(CNSNews.com) - Harvard Law professor Alan Dershowitz told Fox News’s “Sunday Morning Futures” that Senate Republicans did the right thing in acquitting former President Donald Trump, because the Senate trial was not a referendum on his actions during the Capitol riot, it’s a referendum on the Constitution, and the Constitution won.
“This was a rebuke to 144 alleged scholars who threatened Trump's lawyers and said if you dare to even raise the 1st Amendment defense, that would be legally frivolous, and you could be disciplined and disbarred, and the Senate smacked them down and said not only was it not a legally frivolous defense, it was a valid defense,” Dershowitz said.
“Quite a number of senators voted on 1st Amendment grounds. Others voted on the constitutional limitation, and some voted on the merits. All you need is enough together, and I think the Trump team made a very effective argument at the end saying you don't have to accept the initial vote that the Senate said in that jurisdiction. You could stick to your dissenting vote,” he said.

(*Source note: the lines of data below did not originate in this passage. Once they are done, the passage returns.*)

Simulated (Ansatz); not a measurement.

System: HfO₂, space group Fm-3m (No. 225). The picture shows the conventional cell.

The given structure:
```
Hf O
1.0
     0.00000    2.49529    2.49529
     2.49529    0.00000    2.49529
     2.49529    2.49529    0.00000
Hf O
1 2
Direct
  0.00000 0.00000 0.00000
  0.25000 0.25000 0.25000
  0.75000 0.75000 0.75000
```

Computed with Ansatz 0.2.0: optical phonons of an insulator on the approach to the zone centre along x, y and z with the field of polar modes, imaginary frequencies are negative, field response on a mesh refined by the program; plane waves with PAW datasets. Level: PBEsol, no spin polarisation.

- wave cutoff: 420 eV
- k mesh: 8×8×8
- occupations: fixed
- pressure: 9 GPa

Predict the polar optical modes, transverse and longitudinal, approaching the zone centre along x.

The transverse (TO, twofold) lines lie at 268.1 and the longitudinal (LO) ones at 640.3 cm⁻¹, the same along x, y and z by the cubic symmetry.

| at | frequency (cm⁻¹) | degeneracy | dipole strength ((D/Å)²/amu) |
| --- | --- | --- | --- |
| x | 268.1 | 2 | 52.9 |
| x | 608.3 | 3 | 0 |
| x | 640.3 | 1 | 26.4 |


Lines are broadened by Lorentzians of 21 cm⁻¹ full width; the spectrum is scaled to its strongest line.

“Many of them did. You could apply the 1st Amendment. This is not a referendum on Donald Trump's actions … on January 6th. This is a referendum on the Constitution, and the Constitution prevailed and won, and a lot of the media misunderstands it. CNN was saying, oh, it's a contradiction by McConnell. No, it wasn't a contradiction,” Dershowitz said.
“We're smart enough to understand that the 1st Amendment covers speech that you don't agree with, speech that you even condemn and that the Constitution itself places limits on the role of the Senate,” the professor said.
“If the Senate had voted the other way, it would mean anybody who ever held federal office could be impeached without any statute of limitations, without any limitation of time. It would be an open invitation for one party to preclude a candidate from another party from running. So the Constitution won,” Dershowitz added.
He said that Senate Minority leader Mitch McConnell (R-Ky.) “taught us a civics lesson.”
“You don't have to support President Trump or Donald Trump. You don't have to agree with his speech to support the 1st Amendment and to support the Constitution's limitations on the power of the Senate to put a former president on trial. McConnell accepted the constitutional argument I've been making from the very beginning, that Congress has no power to put on trial citizen Trump,” Dershowitz said.
“So it was a very good day for the Constitution, not such a great day for Donald Trump, because McConnell and others criticized him. Look, the reason that they went for witnesses is they counted the votes. They saw that McConnell said he was going to vote to acquit, so they threw a Hail Mary, and it backfired, caused a fumble in the end zone. It totally backfired, because the Trump team said, all right, you call one witness, we'll call 90. We'll have depositions. This trial will never be over,” he said.
“So they backed away and allowed for just a stipulation to go in on a hearsay statement. The result was the right result yesterday, and it was a very, very good day for the Constitution,” Dershowitz added.
Bartiromo asked Rep. Jim Jordan (R-Ohio) why the Democrats pulled back after the witness vote and whether they were afraid that the Trump team would call House Speaker Nancy Pelosi (D-Calif.).
“That's exactly why they pulled back, because our side would have called the sergeant of arms. We would have called Officer [Steven] Sund, the former head of the Capitol Hill Police. We would have called Speaker Pelosi, because, ultimately, she's the person in charge at Capitol Hill. She's the speaker of the House, and she's in charge of everything on Capitol Hill,” Jordan said.
“Look, Maria, there are some key facts that the Democrats didn't want to talk about like the fact that the pipe bombs were discovered before the president's speech, like the fact that the FBI knew there was a planned attack, like the fact that the president said peacefully and patriotically make your voices heard, and maybe most important was that Officer Sund had asked for the National Guard to be present there beforehand,” he said.
“So the reason they pulled back was we were going to call those witnesses, and I would agree in part with Mr. Dershowitz. It was a great day for President Trump and a great day for the Constitution. Both were true. How can you impeach somebody for engaging in speech protected by the Constitution as a private citizen?” the congressman said.
“So engaging in speech protected by the Constitution, the very document we're, we take an oath to uphold. That's what the Democrats attempted to undo. So I think it was a good day for the Constitution and a good day for President Trump and the 74 million people who support him,” Jordan added.